Call to Prayer: Can prayer make your family unique?
Posted on July 5, 2019 by Jon Trotter
By Michael and Ruthy
Recently we were doing a family activity of identifying the three words that make our family unique. Along with other words such as the country where we served, and adventure, our 7-year old contributed that “we pray about where to go.”
Growing in prayer is one of the most significant things that defines our past ten years of life and ministry. Our experiences in prayer have changed us and marked us in ways that will impact us for the rest of our lives. We want to teach and train our children how to live a life of prayer, where the default in every situation and circumstance is to draw near to God and listen and watch for his words of comfort, discipline and guidance.
Our priority on prayer is guided by clear biblical principles. We emphasize the fact that God hears our prayers and that we can hear from him. We read in 2 Chronicles 20:12, “We do not know what to do, but our eyes are on You.” In listening to the Holy Spirit we are connecting with the one who is always faithful and good, full of grace and truth.

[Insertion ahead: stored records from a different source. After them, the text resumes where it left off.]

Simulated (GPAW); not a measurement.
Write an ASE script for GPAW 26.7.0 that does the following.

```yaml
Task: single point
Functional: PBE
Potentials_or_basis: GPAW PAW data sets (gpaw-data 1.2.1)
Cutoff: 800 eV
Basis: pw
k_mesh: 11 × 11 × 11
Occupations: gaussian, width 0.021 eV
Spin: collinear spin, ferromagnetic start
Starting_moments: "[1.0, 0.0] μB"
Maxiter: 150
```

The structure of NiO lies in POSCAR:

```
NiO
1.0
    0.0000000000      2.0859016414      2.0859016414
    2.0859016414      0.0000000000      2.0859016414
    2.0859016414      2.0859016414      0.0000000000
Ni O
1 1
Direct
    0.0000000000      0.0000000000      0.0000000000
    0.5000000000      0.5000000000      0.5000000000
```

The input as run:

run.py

But principles are not enough; we need to practice. We realize that obedience is required. The obedience of praying: listening, asking and believing for the things God shows us. And the obedience of action: doing what God tells us to do.
Steve Horst leads his children in expressive prayer practices that he and his wife Bethany have used to develop the family’s prayer life. Courtesy photos
We are spurred on as we hear the stories of others who have lived lives of prayer and as we hear testimonies of God’s answers to prayers for physical and emotional healing, financial provision, relational reconciliation and guidance from the Holy Spirit. Here are a few family-friendly prayer ideas that we have used to develop our family prayer life:
Pray using a map
Wall or floor maps are great, the bigger the better! Prayers can be written on sticky notes and placed on or around the map. Alternately, toys or objects (readily available in a basket) can also be placed on the map as prompts for prayer.
Use a poster board and allow every child to add their picture/prayer. Pictures make it easy to go back and review things for which you have been praying.
Use starter prayers
Have some kind of short phrase that is the beginning of a prayer, i.e. “Lord, I bless ___ with …” Let the kids fill in the rest.
Set times to only praise/bless
Such specific parameters can help children to understand that prayer is more than asking. Blessing prayers also underscore the issue of our authority in Jesus as we pray.
Gather and distribute prayer requests
Choose a means of gathering requests. Write them out, mix them up and pass them out. Every individual or cluster then prays for the request they have received. Additionally, if prayers pertained to a particular person, short follow up notes of encouragement can be sent.
Research and pray
Have children do some research on a specific social reality or people, and pray out of what has been learned.
Make it an everyone plays ball game
Identify a prayer topic. Allow one person holding a ball to pray and then toss the ball to the next person, etc. This is a great way to get the introverts speaking out loud!
Act out prayers
Physical acts can help us to focus, and can bring a prophetic dimension to our praying. Examples: pour out perfume or water, construct or break things (with Legos), do actions with your body, walk to certain places…
Sing and dance
Prayer and physical expressions of worship are intimately linked. Emphasize freedom of voice and movement.
Adapted from: Children Can You Hear Me: How to Hear and See God by Brad Jersak and Eyes that See and Ears that Hear by Jennifer Toledo
Having completed ten years of service in South Asia, in partnership with EMM, Michael and Ruthy and their family are discerning future ministry.